A friend of mine from high school just reached out to me on my personal FB account and asked for some advice on controlling squash bugs because he had seen some of my posts related to my vegetable garden. I wrote him a response back, but then thought some of you may have the same questions. So, I am reposting the letter I sent to him in hopes that you may benefit.
Yeah I garden. Like a fool! It is kinda part of my job and part hobby. My kids accuse me of being one of those people who when asked what time it is, teach people how to build a watch. So, forgive me if I get long-winded.
First, I am not sure what stage your squash bugs are, if they are still in the nymph stage or are full blown adults. If they are full grown adults, control with chemicals is difficult, if not impossible.
Either way it is going to be work AND tedious.
Controlling nymphs and eggs. Get a bucket of soapy water. 2-3 drops of any household dish soap in a gallon bucket is sufficient. Walk around to the plants and look under the leaves (particularly those with damage) and look for eggs/nymphs. Squash the eggs with your hands; knock the nymphs into the bucket of water, they will die quickly. This process is made a bit more difficult because the nymphs will tend to scatter quickly when threatened. At this stage, the bugs are easiest to control.
Controlling adults – Sevin (I use liquid Sevin, but usually only once a year when insects are at their peak, and it is my ‘nuclear option’ so I can control things as organically as possible.) will control some of them but it will also kill bees, lady bugs, and other beneficial. For this reason spray only when the flowers are closed (early morning, late evening) to limit impact on pollinators.
The best control methods are:
- Keep as much plant debris cleaned up, remove dead leaves from the plant and make the environment as inhospitable as possible for them.
- Lay a shingle or piece of wood next to each plant in the evening. As night falls, the squash bugs will congregate under the object as a hiding/nesting spot. Then in the morning you can go and turn the wood/shingle over and easily collect the adults and either squash them by hand (they will stink similar to stink bugs) or knock them into a bucket of soapy water.
- Keep the plants well watered and well fertilized (this time of year use a low-to moderate N fertilizer with higher levels of P & K; Monty’s 2-15-15 or Monty’s 4-15-12 are excellent and easy options). This will accomplish several things:
- Insects are opportunists. If you have ever watch an animal show on the discovery network, you know that the lion will cut the weak or the lame out from the herd because they are easier to bring catch and bring down. Same thing. Insects will attack your weakest plants first. I don’t know how they know this, but they do. (This is also a chance to learn from the bugs, they are telling you stuff about your garden. So keeping them well fed, and well watered will keep them strong and make them less vulnerable.
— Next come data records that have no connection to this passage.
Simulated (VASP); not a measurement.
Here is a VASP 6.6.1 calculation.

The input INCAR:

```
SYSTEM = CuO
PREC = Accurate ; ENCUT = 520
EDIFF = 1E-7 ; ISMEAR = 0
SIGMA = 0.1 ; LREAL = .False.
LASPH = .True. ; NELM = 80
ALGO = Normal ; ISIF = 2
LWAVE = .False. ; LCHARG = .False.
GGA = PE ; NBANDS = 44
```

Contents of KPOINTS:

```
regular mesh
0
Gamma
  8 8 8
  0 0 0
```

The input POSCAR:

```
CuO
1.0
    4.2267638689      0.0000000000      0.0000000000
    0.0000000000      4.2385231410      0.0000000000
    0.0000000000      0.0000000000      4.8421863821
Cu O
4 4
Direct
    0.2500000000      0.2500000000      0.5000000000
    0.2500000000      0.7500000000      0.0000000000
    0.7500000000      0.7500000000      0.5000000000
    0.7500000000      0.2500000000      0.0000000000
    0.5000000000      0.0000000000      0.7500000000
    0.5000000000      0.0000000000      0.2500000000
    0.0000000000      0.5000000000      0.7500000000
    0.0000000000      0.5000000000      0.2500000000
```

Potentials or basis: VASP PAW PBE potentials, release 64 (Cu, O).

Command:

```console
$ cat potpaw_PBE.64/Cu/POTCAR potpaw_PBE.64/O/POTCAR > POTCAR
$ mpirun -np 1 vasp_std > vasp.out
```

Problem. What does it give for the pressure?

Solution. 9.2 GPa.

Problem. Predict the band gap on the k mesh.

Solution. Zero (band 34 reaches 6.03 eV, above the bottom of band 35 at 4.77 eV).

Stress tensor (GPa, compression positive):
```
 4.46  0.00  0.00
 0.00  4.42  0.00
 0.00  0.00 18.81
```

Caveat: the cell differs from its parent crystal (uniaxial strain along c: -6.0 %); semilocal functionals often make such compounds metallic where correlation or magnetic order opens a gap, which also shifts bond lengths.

- High Brix levels, the measurement of the amount of sugars in a plants also seem to deter insects. Don’t know why, just know in side by side studies that I have done, those plants with higher brix have less insect damage.
- Squash plants grow very quickly and can easily grow past any damage done by a squash bug. Making sure they are healthy, well fertilized and well watered will help this.
My favorite control method is to do nothing. That’s right. I said do nothing. Here’s why. Once the plants are up and growing normally (controlling the bugs in the early stages of plant growth is imperative), there is not much the bugs can do to stop them. The bugs tend to feed on the leaves, not the fruit – especially until the end of the season when the leaves are starting to wilt naturally. By then I have enough squash put up to get me through the winter anyway, so any fruit I harvest after that is just gravy. Squash plants grow so rapidly that the impact of any one or even several bugs is going to be minimal and is easy for the plants to keep up with. Squash bugs have sucking/piercing mouth parts. Because fo this, they do not eat away your leaves like caterpillars or beetles do. These wounds will kill the leaves in the immediate area, so they will look spotty, but unless your plants are very small or your infestation is extremely large they just can’t do enough damage to prvent the flow of enough nutrients to impede plant/fruit development. Basically, the work required for complete control, for the benefits, attained just isn’t worth it to me.
So to summarize, your options are:
- Scout and control manually with a bucket of soapy water.
- Lay out a shingle or piece of wood each evening, collect and destroy the adults in the morning.
- Use sevin or other labeled control as a nuclear option, use it in the evening or early morning once the flowers have closed to limit the impact on beneficial insects and pollinators like honeybees.
- Keep them well-fed (fertilized), watered, and generally healthy.
- Do nothing once your plants are matured. They won’t eat much, really
BTW…I don’t know if you do this or not…but I have found out this season that the male flowers from the squash plant are delicious! Harvest one or two this evening and enjoy a squash blossom quesadilla or dip them in a relleno batter and fry them. (You can also stuff them like a stuff bell pepper, roll them and either bake them, or dip them in batter and fry them.
Happy growing, and enjoy the NM sunshine, I know your squash are!